A Report of Actions

30 04 2010

With all the details involved in moving from the UK and into my new/old house to be taken care of, there has been little time to make significant progress in further establishing my artistic presence in Charlottesville.

None the less, my job at Cottonwood has given me some outlet. Every day, I get to meet other textile enthusiasts. I get to see their work. I get to participate in fabric choices. I get to look at the new books and fabrics. And I learn about quilting details I never gave any thought to. I imagine what projects I might do, left to my own devices. My ideas of those expand daily.

Already, I have begun a crazy quilting project, which has inspired at least one person to do one of her own and to use the fabrics I used (chosen because the particular group of coordinates was not selling and it helps for people to see how they work with each other in a project.

I want to do an art quilt. I was considering using a book that would have had me doing some rather advanced piecing and applique, maybe both, but having gained considerable respect for the skills required, and having found a group of patterns that require modest quilting skills but yield impressively artistic results by relying on the artist’s color sense and skills, I now have a different plan. I will do a quilt using what’s called the French Braid technique. A picture of a French Braid quilt can be found here:


Meanwhile, having acquired a washing machine, a mob, a broom, a ladder, pruners, garden gloves, etc., etc., etc., we have finally begun the extensive project of fitting our stuff into our house. This is not easy, since the only furniture we have so far is a coffee table, a folding table, a mattress, and two chairs. We do have a rather large number of boxes, though, and my loom, of course, though it remains wrapped for the meanwhile.

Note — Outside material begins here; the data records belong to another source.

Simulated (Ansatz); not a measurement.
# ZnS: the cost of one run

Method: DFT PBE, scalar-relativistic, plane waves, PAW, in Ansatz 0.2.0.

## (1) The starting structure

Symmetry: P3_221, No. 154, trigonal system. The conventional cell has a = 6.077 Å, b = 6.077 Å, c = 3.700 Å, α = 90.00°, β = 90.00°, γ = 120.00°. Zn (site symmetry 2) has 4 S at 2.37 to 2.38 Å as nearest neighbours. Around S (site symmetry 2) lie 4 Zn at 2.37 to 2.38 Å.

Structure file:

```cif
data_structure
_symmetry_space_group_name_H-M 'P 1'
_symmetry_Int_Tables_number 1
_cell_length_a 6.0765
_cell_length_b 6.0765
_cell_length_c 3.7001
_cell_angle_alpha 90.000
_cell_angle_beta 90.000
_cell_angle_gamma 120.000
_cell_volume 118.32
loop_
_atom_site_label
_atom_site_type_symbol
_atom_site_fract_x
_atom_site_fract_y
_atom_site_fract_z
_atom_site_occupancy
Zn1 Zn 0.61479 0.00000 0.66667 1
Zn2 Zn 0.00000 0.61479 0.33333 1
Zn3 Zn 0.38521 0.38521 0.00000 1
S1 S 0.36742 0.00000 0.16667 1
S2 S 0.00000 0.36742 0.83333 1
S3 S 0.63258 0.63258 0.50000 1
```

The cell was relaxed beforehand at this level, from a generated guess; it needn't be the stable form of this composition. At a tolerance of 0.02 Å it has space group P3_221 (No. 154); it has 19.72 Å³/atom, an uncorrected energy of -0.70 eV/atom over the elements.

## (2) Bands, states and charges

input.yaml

Given the present state of the house and our very limited budget, which will accomodate only very slow (yard sale and charity shop) accumulation of furnishings, I have decided that one of the first tools to come out of the box into use will be the knitting machine. Why? Because it has it’s own support system to stand on. And because I have met someone who wants to learn how to use one and who wants to use cut-and-sew fabric I could use it to make if I get the patterning mechanism working again.

To that end, I have chosen to use my first commission for selling a sewing machine (A mere Bernette, not yet a Bernina.) to buy a highly recommended book on the design of knit garments. I hope it will improve the detailing of the garments I make. I do pretty good on the general shapes, but not so good on details like the edges and closings. I will do better.